Bruce Springsteen & The E Street Band: Still One Of The Best In Rock
2024 Top 10 Worldwide Tours
No. 5 Bruce Springsteen & The E Street Band
Gross: $251,296,432
Average Ticket Price: $150.69
Average Tickets Sold Per Show: 37,900
Total Tickets: 1,667,607
Average Gross: $5,711,282
In what amounts to an historic two years of touring, Bruce Springsteen has re-asserted his status as the King of Rock ’n Roll (Touring), putting up the biggest box-office numbers of his career, as well as one of the most successful tours of all time, while blowing away fans and critics with energetic performances around the world.
For 2024, Springsteen and the E Street Band clocked in with over $251 million in sales worldwide, with nearly 1.7 million tickets sold to 44 shows reported to Pollstar. That’s an average gross of just under $6 million per night, with average ticket sales of nearly 38,000 in mostly Euro stadiums. Springsteen’s ticket prices are on the low side for the upper echelon of artists at $150 in American dollars.
This year’s sellouts were a continuation from 2023, where, as the third-highest grossing act in the world for the year, Springsteen sold out arenas and stadiums mostly in North America. For ’24, most of the focus was on Europe and the United Kingdom, where the reception was beyond enthusiastic. Nearly 50 years after he exploded onto the London music scene with a “Born To Run Tour” sellout at the Hammersmith Odeon in 1975,
Springsteen returned for the biggest stand of his 2024 tour a July 25-26 throwdown at London’s Wembley Stadium that took in a whopping $252 million and moved 153,904 tickets. Springsteen also churned massive business in Madrid ($17 million gross/161,379 tickets sold), the Netherlands ($16.3 million/129,962), and Croke Park in Dublin ($12.6 million/78,109). Returning to America in the Fall, the top show stateside for 2024 was in the longtime stronghold of Philadelphia, where two sellouts grossed $13.7 million and moved 40,765 tickets at Citizens Bank Park.
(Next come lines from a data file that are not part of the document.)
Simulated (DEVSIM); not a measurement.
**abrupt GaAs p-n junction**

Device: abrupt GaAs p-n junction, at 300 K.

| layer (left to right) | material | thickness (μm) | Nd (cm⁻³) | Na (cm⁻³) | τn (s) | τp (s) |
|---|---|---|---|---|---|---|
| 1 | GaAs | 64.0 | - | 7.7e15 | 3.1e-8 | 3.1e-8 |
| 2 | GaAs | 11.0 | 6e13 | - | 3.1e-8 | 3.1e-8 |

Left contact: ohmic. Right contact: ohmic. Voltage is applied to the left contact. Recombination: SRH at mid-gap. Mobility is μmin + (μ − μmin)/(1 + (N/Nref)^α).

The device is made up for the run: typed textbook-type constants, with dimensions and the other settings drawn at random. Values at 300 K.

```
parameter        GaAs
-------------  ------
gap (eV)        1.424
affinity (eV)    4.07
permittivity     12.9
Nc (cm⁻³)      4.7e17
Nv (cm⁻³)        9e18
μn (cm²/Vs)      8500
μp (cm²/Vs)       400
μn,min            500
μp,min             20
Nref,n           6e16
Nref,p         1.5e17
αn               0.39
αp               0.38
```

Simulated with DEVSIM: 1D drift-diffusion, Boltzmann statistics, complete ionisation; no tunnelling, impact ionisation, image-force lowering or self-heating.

Boss & Co.’s 2024 efforts take the two-year totals to a staggering $605,332,069 gross and over 4 million tickets sold to 113 shows reported, making it one off the highest-grossing tours of all time. The average gross over this two-year period is $5.3 million, from one of the most conservative ticket prices among all superstar artists.
That total will increase, as a spate of new UK/Euro dates begin next year with a double at Co-Op Live in Manchester, UK, on May 17 and 20. Two shows in Lille, France, along with Marseille, a double in Liverpool, Berlin, Prague, Frankfurt, Gelsenkirchen, Germany, and doubles in Milan and San Sebastian, Spain, wrap up the confirmed dates on this epic run that will so far span three years.
While no official dates have been announced as of yet, a typical world domination game plan forTeam Springsteen could see the tour traveling to Australia/New Zealand, South America, or even Southeast Asia. Clearly, the demand is there, but what’s most important about these shows—and the reason why Springsteen remains one of the most popular live acts in the history of the business—is the high quality of the performances.
“The show itself, his performance capacity, has remained so high, and the level of authenticity is so real,” Jon Laundau, in his 50th year as Springsteen’s manager, told Pollstar earlier this year. “If you want to see live, real live, what you see is what you get, that’s what he does, and the number of people who are still doing that just continues to decline.”
Landau was clear he wasn’t knocking younger performers, nor the impact of technology on live. “I see things all the time I think are fantastic,” he said, “but for us, he has a style, a point of view, and an approach that you’ve got to be there to experience it. There is no substitute. And I can tell you that the same 1,000% that he puts into that you saw the first time you saw him 50 years ago, it’s exactly what he puts into it now. It’s just who he is.
“Bruce’s goal is going out there to do a show you never forget.”